SEATTLE — A new data center is planned for construction in the heart of downtown Seattle in spite of the city council’s efforts to stop such projects.
It is proposed for the former Bed Bath & Beyond location at the Corner of Third and Virginia, which now houses an art gallery and music venue. The plan would see the existing building demolished.
“Could we find a place for the arts?” Candice McGarvey said. “Could we start combining buildings in ways that are more efficient for everybody?”
Renderings submitted to the city in May describe the planned structure as six stories tall and featuring a research lab, commercial space and a data center.
KIRO 7 spoke to people who said they are fine with the project as long as it is eco-friendly.
“I think they need to think about the infrastructure around it. How can they create it as a net positive for their ecological footprint?” McGarvey said. “Because they are doing it in other places. It requires some money and some ingenuity and more time.”
The permits specify it would be a co-location data center, which means servers would be rented or leased out to companies and organizations. It would be operated by Digital Realty, the company behind the data center inside the Westin Building Exchange a few blocks away.
A Digital Realty spokesperson said in a statement:
“We are currently conducting due diligence and exploring what a potential development could look like. At this stage, our thinking points toward demolishing the existing structures to make way for a new data center facility, a use the site has previously supported in part. We’re committed to engaging with the local community as plans progress and see this as a necessary step toward delivering significant long-term investment and skilled jobs for Seattle.”
“We live in a computer age and if you want to keep up, you better be ready to have a data center,” Paul Moore, who lives nearby, said.
But not everyone is in favor of data centers. On Wednesday, the Seattle City Council’s land use and sustainability committee unanimously voted in favor of a one-year moratorium on new data centers, citing concerns around noise pollution, e-waste, power use and more.
“The whole moratorium is a temporary issue,” Eddie Lin, the committee’s chair, said. “We know at the end of the day that we need to come up with permanent regulations for all of this, permanent definitions.”
A spokesperson for the city’s Department of Construction and Inspections said if all the paperwork and permits for the proposed data center are in place before the moratorium is put in place, the project can still move ahead.

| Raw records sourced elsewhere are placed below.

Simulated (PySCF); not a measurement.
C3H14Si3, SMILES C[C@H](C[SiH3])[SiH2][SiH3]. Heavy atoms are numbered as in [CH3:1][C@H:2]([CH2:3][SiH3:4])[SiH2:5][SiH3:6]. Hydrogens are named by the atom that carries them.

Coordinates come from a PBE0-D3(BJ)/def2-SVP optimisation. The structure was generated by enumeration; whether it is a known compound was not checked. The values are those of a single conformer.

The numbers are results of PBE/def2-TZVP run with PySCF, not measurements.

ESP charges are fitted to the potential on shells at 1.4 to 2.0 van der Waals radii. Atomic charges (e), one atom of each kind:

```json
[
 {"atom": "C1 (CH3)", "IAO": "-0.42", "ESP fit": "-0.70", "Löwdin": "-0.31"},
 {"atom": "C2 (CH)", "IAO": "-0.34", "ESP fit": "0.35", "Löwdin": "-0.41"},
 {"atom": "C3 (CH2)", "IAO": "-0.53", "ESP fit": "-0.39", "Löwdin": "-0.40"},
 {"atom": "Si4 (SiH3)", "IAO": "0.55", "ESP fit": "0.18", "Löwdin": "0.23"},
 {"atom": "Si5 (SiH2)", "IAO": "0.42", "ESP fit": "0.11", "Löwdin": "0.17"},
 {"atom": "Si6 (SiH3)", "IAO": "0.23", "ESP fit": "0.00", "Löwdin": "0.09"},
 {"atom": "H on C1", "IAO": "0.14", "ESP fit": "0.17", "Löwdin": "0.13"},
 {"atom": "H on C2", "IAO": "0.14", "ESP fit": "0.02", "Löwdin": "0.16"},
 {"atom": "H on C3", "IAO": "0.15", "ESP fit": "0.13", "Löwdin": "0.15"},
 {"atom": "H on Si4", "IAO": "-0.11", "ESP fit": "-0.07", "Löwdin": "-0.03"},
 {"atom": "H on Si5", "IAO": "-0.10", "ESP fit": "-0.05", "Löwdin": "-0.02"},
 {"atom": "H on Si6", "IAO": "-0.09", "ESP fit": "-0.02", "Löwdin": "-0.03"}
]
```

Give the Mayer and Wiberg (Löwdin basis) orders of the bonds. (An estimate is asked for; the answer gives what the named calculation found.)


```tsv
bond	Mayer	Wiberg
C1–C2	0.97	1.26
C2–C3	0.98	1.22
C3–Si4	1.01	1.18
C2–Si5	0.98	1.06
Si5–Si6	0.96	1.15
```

A Digital Realty spokesperson said in a statement:
“Digital Realty has called Seattle home for 20 years, and our commitment to the city is reflected in the infrastructure we operate every day. The project we’re currently assessing would be a highly connected, network-dense facility, not an AI data center. It will serve hundreds of businesses and support the kind of critical services that residents and communities across Seattle rely on every day to keep neighborhoods, businesses, and essential services running. We’ve filed our Master Use Permit application through established, City-approved permitting pathways as part of a standard permitting process applicable to every project in the City and will continue to engage constructively with the City Council – as well as the community – as that process unfolds."
The council is set to vote on the moratorium June 9.